September 8, 2018 / 11:17 AM / 14 days ago

France could accept compensating Ireland over EU digital tax: officials

VIENNA (Reuters) - France is willing to consider ways to compensate Ireland for possible lost revenue resulting from a proposed European Union tax on big internet companies, French officials said.

European Union finance ministers are aiming to agree on a tax on big companies’ digital turnover by the end of the year, amid an easing of doubts about the move in some countries.

Ireland, where many U.S. internet giants book their profits in Europe, much to the frustration of other countries like France, has so far been most opposed, French officials said.

“We are ready to give Ireland more of the revenues. It doesn’t seem illegitimate to give something to Ireland,” one French official said on Saturday.

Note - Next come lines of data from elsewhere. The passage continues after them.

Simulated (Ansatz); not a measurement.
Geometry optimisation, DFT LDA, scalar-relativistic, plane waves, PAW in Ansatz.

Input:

Under a proposal from the European Commission in March, EU states would charge a 3 percent levy on digital revenues of large firms like Google and Facebook that are accused of routing their profits to the bloc’s low-tax states.

France has a lot riding on the tax as it is one of the key objectives of President Emmanuel Macron’s European agenda and he says it is necessary to show to voters that the European Union is capable of delivering concrete progress.

Eager to get other countries’ backing for the tax, French Finance Minister Bruno Le Maire proposed to his EU counterparts on Saturday at a meeting in Vienna the introduction of a “sunset clause” in the tax to ensure it is only temporary.

The idea is that the EU tax would cease to exist once the Organisation for Economic Cooperation and Development comes up with a long-term global solution to the taxation of internet companies, which is not expected before several years.

Irish Finance Minister Paschal Donohoe said that Dublin recognized the need for progress in the way digital companies are taxed, but that the solution should be at the global level.

Asked if more favorable treatment for Ireland in EU budget negotiations could change Dublin’s stance on the tax, he said that talks were already “exceptionally complicated and we are yet to move into the intense phase of those negations.”

“So I think there will be enough challenges there with for example Brexit and the differing views that the other member states have about the size of that budget,” he added.

The aim is to get an agreement on the tax before the end of the year when campaigning will get underway in full for European Parliament elections next May.